Mussel Gazpacho Shooters
Ingredients
2 lb (1 kg) mussels1/4 cup (50 mL) white wine
1/4 cup (50 mL) diced red onion
2 Roma tomatoes, deseeded and finely diced
1/2 medium yellow pepper, finely diced
1/2 English cucumber, finely diced
2 shallots, finely diced
2 ribs celery, finely diced
1/4 cup (50 mL) olive oil
1 cup (250 mL) mussel broth (see below)
1 cup (250 mL) tomato juice
2 tbsp (30 mL) chipotle Tabasco sauce
Salt and pepper to taste
Coarse sea salt
Directions
Place mussels in a pot with wine and onion. Turn heat to high; cover and cook until pot starts to steam (about 4 minutes). Remove mussels from shells and reserve the broth.
Place vegetables in large bowl; add olive oil, mussel broth, tomato juice and Tabasco. Stir well and season with salt and pepper. Chill for at least 2 hours before serving.

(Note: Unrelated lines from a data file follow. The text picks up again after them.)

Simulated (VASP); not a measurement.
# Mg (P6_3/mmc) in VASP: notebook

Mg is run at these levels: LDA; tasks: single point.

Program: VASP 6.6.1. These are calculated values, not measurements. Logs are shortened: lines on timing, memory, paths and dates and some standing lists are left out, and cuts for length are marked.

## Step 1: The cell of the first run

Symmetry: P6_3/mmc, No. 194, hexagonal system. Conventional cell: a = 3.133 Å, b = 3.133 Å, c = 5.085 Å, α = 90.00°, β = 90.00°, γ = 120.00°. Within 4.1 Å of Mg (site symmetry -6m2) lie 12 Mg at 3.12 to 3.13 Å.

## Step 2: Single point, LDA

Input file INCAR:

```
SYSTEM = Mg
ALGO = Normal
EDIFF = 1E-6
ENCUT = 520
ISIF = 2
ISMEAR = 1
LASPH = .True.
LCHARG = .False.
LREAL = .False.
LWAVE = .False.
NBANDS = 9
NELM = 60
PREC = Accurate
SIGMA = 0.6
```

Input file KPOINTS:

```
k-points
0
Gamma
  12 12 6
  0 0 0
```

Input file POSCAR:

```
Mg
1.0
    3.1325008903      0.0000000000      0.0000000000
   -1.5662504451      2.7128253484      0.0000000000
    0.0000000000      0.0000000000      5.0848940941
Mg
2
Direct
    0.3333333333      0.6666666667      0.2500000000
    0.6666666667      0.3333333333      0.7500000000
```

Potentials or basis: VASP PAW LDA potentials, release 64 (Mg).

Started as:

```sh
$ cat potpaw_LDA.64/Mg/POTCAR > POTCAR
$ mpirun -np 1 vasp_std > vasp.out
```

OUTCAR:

To serve, place 2 mussels at the bottom of a 2 oz (57 g) shot glass. Fill glass with gazpacho, then top with a mussel and a sprinkle of sea salt. Makes 24 servings.
Tip: You can serve these shooters as an appetizer or an hors d’oeuvre, but it’s wise to have plenty on hand; your guests may want more than one!